TELF AG analyzes the role of rare earths in the evolution of the periodic table
An international reference point
For more than 150 years, the international scientific community has relied on the periodic table of elements to provide a convenient point of reference for known materials, their physical and chemical properties, and their placement in a well-organized system divided into columns.
Technological advances and the discovery of new materials, however, could soon lead to some substantial changes in this system, which has until now been considered the only way to classify natural elements. This change, in a certain sense, could be triggered by rare earths, and in particular by all the elements of this group that occupy a less prominent position in the periodic table.
These issues and the possibility of relevant innovations in the periodic table system were recently discussed in Italy at a conference dedicated to chemistry, particularly the role of the elements of the future in the sector’s innovation trajectories.
First, what emerged from the Congress is that the current version of the periodic table is far from representing a finished and definitive project: over the years, many versions of this table have been proposed, each with its specificities. According to some hypotheses, which also emerged during the congress, one could even think of creating a periodic table in three dimensions, perhaps even more, thus going beyond the traditional two-dimensional version. According to some experts, this solution would contribute to resolving some of the limitations of the current version.
The role of rare earths
One of the limitations of the current version about rare earths is represented by placing some of them in the “F group” of the classic 18-column table in a relatively marginal position. We are referring to lanthanides, actinides, and all the other rare earths except scandium and yttrium. According to some observers, a representation of them in a 14-column version of the table would be more correct.

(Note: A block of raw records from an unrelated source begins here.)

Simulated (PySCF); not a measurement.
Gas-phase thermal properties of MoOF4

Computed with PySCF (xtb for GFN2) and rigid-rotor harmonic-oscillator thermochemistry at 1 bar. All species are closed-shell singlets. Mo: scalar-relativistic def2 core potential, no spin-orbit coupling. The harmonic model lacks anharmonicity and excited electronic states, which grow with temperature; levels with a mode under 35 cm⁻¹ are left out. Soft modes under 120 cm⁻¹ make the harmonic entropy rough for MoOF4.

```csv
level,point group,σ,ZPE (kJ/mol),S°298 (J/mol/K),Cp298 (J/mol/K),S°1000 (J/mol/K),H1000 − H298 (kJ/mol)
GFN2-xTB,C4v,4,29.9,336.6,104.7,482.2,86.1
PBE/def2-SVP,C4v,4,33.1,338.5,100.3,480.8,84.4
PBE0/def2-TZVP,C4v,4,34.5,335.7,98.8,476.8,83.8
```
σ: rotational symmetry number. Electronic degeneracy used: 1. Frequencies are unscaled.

The situation, however, could soon change. The centrality of rare earths in many modern industrial processes related to the energy transition (in addition to their numerous uses in the high-tech sector) could soon favor a transition of rare earths into the table’s main body. According to experts, such a placement would represent a formal recognition of the value of these resources in the current historical and geopolitical situation. It could contribute also to redrawing (perhaps forever) the structure of the periodic table of elements.
Therefore, it would not only be of interest to the recent discipline of philosophy of chemistry but also to the scientific community as a whole, which could soon be called upon to review its traditional classification systems. According to chemist Eric Scerri, who recently spoke at the Italian congress on chemistry, these reflections on the periodic table would also clearly impact a lot of strategic choices.
At the moment, the table includes 118 elements, with oganesson closing the seventh row. When the 119th element is added, the table will be enriched with a new row capable of hosting up to 50 elements and opening up new possibilities for progress in numerous sectors.
Over time, rare earths have been appreciated, above all for their peculiar magnetic and optical properties, which make them different from any other element. Nowadays, they are used in a wide variety of industrial applications.